Data Danger

I am reading more and more articles that are giddily proclaiming the power of big data.  There was a recent article that highlighted its use in the employee screening and hiring process.  If you set aside the potential legal issues there are more disconcerting elements associated with the power of data.

Romancing the data:

 Don’t get me wrong.  I have worked around a lot of data for a long time and doing so is essential to being successful at managing bad debt or preventing fraud.  There are limits however, to the power of data.   No matter how much data we gather and no matter how long we analyze it there is an asymptotic limit to what it can predict.  Anyone who has spent any time in credit, collections or in the prevention of fraud (or is a parent for that matter) can tell you that predicting human behavior is difficult.  It is tempting to assume that a system designed to manage data can actually solve all of your business issues.  The reality is that data and the systems around it can only present data for you to understand and make decisions on.

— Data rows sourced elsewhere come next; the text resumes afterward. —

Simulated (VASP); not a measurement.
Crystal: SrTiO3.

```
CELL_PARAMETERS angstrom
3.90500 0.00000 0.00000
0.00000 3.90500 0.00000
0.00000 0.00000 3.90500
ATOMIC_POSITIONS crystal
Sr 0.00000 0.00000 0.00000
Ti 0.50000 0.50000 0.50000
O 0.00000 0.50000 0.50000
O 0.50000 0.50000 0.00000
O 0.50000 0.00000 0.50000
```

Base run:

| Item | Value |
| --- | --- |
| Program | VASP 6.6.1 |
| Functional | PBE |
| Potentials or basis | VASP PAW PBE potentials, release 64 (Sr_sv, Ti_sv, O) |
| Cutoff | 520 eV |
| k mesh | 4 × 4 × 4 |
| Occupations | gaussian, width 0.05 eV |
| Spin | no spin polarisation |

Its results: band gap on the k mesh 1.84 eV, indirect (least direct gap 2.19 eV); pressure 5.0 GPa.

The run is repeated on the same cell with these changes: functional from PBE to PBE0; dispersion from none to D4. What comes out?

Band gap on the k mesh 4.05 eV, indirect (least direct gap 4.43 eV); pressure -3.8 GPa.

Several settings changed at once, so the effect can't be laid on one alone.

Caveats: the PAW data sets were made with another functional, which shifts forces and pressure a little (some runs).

Correlation is not Causation:

When I was leading a very large telecom A/R organization we were trying to understand our risk profile.  We had enough customers of our own to do a statistical analysis and we found some interesting and counterintuitive things.   Like most companies at the time, we depended on a FICO score to determine the risk of a potential customer.  It takes into account a number of things but bankruptcy was a major negative factor in the compilation of the score.   It was a very accurate predictor of someone’s likelihood to default on their mortgage; we assumed that if they were going to default on their mortgage, they would stop paying us long before they went bankrupt.  What we found after using a sample of our 10 million customers was that for wireless service, bankruptcy was not as predictive as one would think.  We discovered a large number of entrepreneurs who had declared bankruptcy (some more than once) who were the most reliable customers in the consumer and small business markets.  Turns out, they may let other things go unpaid but not their cell phone.   This allowed us to exploit a market opportunity that none of our competitors would not go near.    We also discovered that there were other nontraditional measures that proved very accurate in predicting risk.  The point is that the correlations are not necessarily causes, and that predictive indicators can and do change.   Which leads to the next danger.

The “Wall-E” effect:

Some times the things that data and systems can do is so powerful that it can make us  passive as if the data or the system itself could make all of the decisions for us.   There is a scene in the movie “Wall-E” where the humans are so dependent on technology that they have become functionally helpless.   Instead of using the technology as a tool to achieve an end, the technology becomes an end  in itself and they are completely incapable of functioning without it.

Data can have the same effect on managers.   They fall into a kind of unhealthy dependence on the data. They cease to understand that data and systems are tools, not ends in themselves.  Data output is the starting point for problem resolution  not the end.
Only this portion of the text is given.